Q: “A firm called Success Trust & Holding LLC has offered, for $4500, to make my mortgage payments for three years, at which point my mortgage will have been completely paid off. In addition, they will pay me an amount equal to the value of my house at that time. Comments?”
Among the early mortgage payoff schemes I have looked at in recent years, this is perhaps the most outrageous.
The STH plan makes other early payoff plans look benign in comparison. The others ask you to pay them for showing you how to accelerate the repayment of your mortgage with your money. Their deceit is in making you believe that you couldn’t do it without them.
In contrast, STH promises that if you pay them $4,500 upfront, have 20 percent equity in your house, and add them to your deed as a co-owner, they will make your mortgage payments for three years. At the end of that period, they will deliver a paid-up mortgage to you, remove their name from your deed, and cut a check to you for the current appraised value of your house.
To illustrate the absurdity of this, assume I have a $300,000 mortgage balance on a $400,000 house. If I believe them, my investment of $4,500 would grow to $700,000 in just three years! That’s a return of 196 percent per year, without any assumed appreciation.
The appeal of the STH plan is the out-sized return on investment, rather than an accelerated pay-down of the mortgage balance. It is similar in many respects to the mortgage loan warranty programs I have written about in the past (see “Is This Mortgage Warranty on the Level?” on my Web site). However, STH promises returns three or more times higher than the warranty programs.
Even the most gullible consumers, who secretly believe that some day a good fairy is going to solve all their financial problems, need an explanation of how such a high return is possible.
The STH story is based on an erroneous interpretation of fractional reserve banking. Its interpretation is that any commercial bank has the capacity to expand its deposits and assets by a multiple of an increase in its cash reserves.
For example, if banks must hold reserves against their deposits of 12.5 percent, a bank at which STH deposits $100,000 of homeowner equity convertible into cash could create $700,000 of additional deposits. In the process, it would add the same amount of loans or investments, which will fund the outsized returns STH promises its clients.
There are three fatal flaws in this story. First, it is not possible for an individual bank to expand in the manner described above. The bank receiving a cash deposit of $100,000, which is subject to a reserve requirement of 12.5 percent, can increase its earning assets only by $87,500, not by $700,000. This is what every banker will tell you, and they are right. Anyone interested in the technical details will find them in the Web version of this article.
The second flaw is that even if it were possible for a bank to expand in the manner assumed by STH, the bank couldn’t possibly earn enough to pay the returns that STH promises. If their deposits were costless and they earned 9 percent on their assets, they would have to expand by a factor of 20 (not six or seven) just to cover their cost.

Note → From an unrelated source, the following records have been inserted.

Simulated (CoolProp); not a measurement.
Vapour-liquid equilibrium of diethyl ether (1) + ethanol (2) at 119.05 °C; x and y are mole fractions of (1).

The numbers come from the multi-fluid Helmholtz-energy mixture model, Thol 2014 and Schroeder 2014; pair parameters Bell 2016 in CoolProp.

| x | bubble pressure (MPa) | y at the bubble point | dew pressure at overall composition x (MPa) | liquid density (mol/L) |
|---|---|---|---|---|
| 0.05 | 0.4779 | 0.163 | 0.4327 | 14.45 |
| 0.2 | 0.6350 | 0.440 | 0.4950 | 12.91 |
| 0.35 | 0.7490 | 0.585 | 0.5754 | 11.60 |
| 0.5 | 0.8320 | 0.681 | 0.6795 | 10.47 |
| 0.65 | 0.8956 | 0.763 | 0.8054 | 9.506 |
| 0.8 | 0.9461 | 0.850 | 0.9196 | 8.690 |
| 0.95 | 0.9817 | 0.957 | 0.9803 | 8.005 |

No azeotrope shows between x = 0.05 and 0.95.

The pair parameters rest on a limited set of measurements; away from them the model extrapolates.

The third flaw is that STH cannot deliver the cash reserves that banks need to expand their loans and investments. There is no legal way that partial ownership of a mortgaged home can be converted into cash assets of use to a bank.
STH claims it is working with 250 banks, but will not identify any of them.
In response to my inquiry, STH said that it was dropping its requirement that it be placed on the deed. However, the company will have your credit report, Social Security number and copies of your deed, mortgage, note and appraisal. In unscrupulous hands, these permit an enormous amount of mischief.
If you have $4,500 and want to pay down your mortgage, send it to the lender marked “apply to principal.” This will work for sure.